Recently I sat at our favourite ice cream shop in the city observing all the various groups of people and thinking about what they might be celebrating or what they may be going through in their lives. It has sort of evolved into a bit of a habit for me now that even my kids can tell when I am in that mode and ask me what I am looking at? Happily enjoying my ice cream I spotted a group of young females and males and noticed how attractive they all were and really well dressed.
Then my brain suddenly had a flash back of what it used to be like when I needed to get ready to go out somewhere. I remembered the utter frustration I would feel at trying to look good. It was the wonderful 80’s and you just had to have bigger hair basically anything that resembled a bird’s nest! For me that was my fringe. I would tease that thing till it was knotted up and then spray it with plenty of hairspray just to make sure my signature hairdo would not fall apart.
It was completely unthinkable to have a straight fringe let alone walk out of the house with one. After I had spent a considerable amount of time deciding what I should wear I would carefully select the ear rings that had to always match my outfits. I guess you would think I was a bit of a perfectionist. There was nothing wrong with making an effort to look good except it didn’t matter how long I took it didn’t change how I felt about myself. Even if I had professionals doing my hair and makeup I would still have felt undone.
The worst part about taking so long to get ready was the horrible mood that took over which made going out so undesirable. When you are going out there is of course the significant other who is also waiting and guys usually don’t like to be kept for two hours. Obviously if one was going out on a special occasion it may require more time to get ready yet for me it was just the everyday trips to the mall. Arrrrgh it was such a prison!!! I am most certain that even if by some chance I would have had all the latest and greatest clothes of that time I still would have been miserable with myself. Low self-esteem ruled me.

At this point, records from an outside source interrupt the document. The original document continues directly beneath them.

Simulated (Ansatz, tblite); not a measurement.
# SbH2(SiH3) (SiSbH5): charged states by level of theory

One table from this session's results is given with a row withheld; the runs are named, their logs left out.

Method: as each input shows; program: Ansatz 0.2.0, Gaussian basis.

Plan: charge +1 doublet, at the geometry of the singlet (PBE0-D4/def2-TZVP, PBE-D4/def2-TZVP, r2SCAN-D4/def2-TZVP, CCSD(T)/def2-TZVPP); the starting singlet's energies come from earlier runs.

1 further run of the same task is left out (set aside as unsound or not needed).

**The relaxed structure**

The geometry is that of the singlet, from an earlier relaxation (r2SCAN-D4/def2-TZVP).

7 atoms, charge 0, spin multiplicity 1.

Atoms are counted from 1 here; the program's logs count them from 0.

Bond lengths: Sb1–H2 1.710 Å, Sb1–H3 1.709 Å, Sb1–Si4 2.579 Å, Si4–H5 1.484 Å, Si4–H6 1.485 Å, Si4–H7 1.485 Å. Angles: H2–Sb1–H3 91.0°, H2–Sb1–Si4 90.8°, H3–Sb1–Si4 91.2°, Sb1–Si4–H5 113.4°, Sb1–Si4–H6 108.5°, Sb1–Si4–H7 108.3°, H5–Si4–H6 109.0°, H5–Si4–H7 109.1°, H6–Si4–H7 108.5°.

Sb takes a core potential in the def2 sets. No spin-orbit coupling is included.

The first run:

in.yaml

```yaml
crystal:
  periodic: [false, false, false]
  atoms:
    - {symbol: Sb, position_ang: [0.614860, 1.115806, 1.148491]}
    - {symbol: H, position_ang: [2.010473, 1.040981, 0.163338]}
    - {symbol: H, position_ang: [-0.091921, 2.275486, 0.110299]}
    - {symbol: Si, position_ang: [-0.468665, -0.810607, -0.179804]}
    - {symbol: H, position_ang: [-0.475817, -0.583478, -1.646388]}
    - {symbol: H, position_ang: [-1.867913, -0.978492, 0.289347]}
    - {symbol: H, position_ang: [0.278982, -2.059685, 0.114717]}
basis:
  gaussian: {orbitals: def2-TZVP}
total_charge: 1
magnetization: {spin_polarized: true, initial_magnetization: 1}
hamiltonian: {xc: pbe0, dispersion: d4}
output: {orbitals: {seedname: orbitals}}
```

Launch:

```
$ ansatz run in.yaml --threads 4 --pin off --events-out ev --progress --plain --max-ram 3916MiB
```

To deal with low self-esteem it requires firstly the desire to be free. Once you realise that you have a serious problem and it is ruling your life and your relationships then you can start looking at the areas in your heart that need healing in order to move forward from that place. It was not a one day process for me. It actually has been years of journeying through and dealing with issues on a regular basis. I can say today with a confident heart that as I started dealing with issues my inside life began to turn around. The lies that I had believed about myself were starting to lose their power over me. Hurts can take years to build up when they are not dealt with so the reality is it will take some time to work through them to let them go. Don’t beat yourself up if you can only manage one step forward. The very first step and the most important one I needed to take was one of ‘forgiveness’.